Recipe: Mushroom and Chicken Bites for merienda
MANILA, Philippines — Savory pies are lovely. Freshly cooked, whether baked or fried, they serve as a totally comforting food that are crunchy on the outside and juicy and bursting with flavor on the inside.
They are good for merienda, but you can also eat them as part of a light meal. The problem is that they are not always available in the neighborhood.
For days when you truly crave for a chicken pie or chicken empanada but cannot find one, here’s a recipe of Mushroom and Chicken Bites from Jolly, a leading brand in canned vegetables and cooking oil, so you can try making them at home.
Mushroom and Chicken Bites
INGREDIENTS:
1-2 tbsps. Jolly Claro Palm Oil, for sautéing
250 grams chicken breast fillet, small diced
1 pc. small onion, minced
2 cloves garlic, minced
1 stalk celery, minced
1 (400g) can Jolly Whole Mushrooms, sliced
1/2 tsp. dried basil
Salt and pepper, to taste
1 egg
1/2 cup cheese, grated
4-8 pcs. spring roll wrappers
2 cups Jolly Claro Palm Oil, for frying
PROCEDURE:
1. Sauté the chicken in Jolly Claro Palm Oil until cooked.
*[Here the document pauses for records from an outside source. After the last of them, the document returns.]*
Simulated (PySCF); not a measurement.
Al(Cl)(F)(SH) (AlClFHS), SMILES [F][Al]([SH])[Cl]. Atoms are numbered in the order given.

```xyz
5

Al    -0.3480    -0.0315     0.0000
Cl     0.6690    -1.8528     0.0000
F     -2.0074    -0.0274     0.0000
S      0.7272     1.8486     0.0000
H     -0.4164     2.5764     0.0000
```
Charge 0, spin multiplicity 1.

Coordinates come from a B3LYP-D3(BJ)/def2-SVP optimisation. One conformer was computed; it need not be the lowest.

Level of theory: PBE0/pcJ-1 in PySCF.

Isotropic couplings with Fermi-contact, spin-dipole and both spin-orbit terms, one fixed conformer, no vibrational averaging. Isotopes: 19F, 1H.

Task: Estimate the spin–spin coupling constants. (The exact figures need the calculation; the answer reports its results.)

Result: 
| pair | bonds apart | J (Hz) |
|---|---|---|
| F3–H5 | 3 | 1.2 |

2. Add onion, garlic, celery and mushrooms. Season with dried basil, salt and pepper. Set the filling aside to cool.
3. When the filling is cool, fold in the egg and grated cheese.
4. Cut the spring roll wrappers in half. Place 1 teaspoon of filling at the edge of the wrapper. Fold over into triangles until sealed well. Repeat the process until all wrappers and filling are used up.
5. Pre-heat the oil to 300°F or 148.89°C. Fry the triangles until golden brown.
6. Drain them on paper towels and serve warm.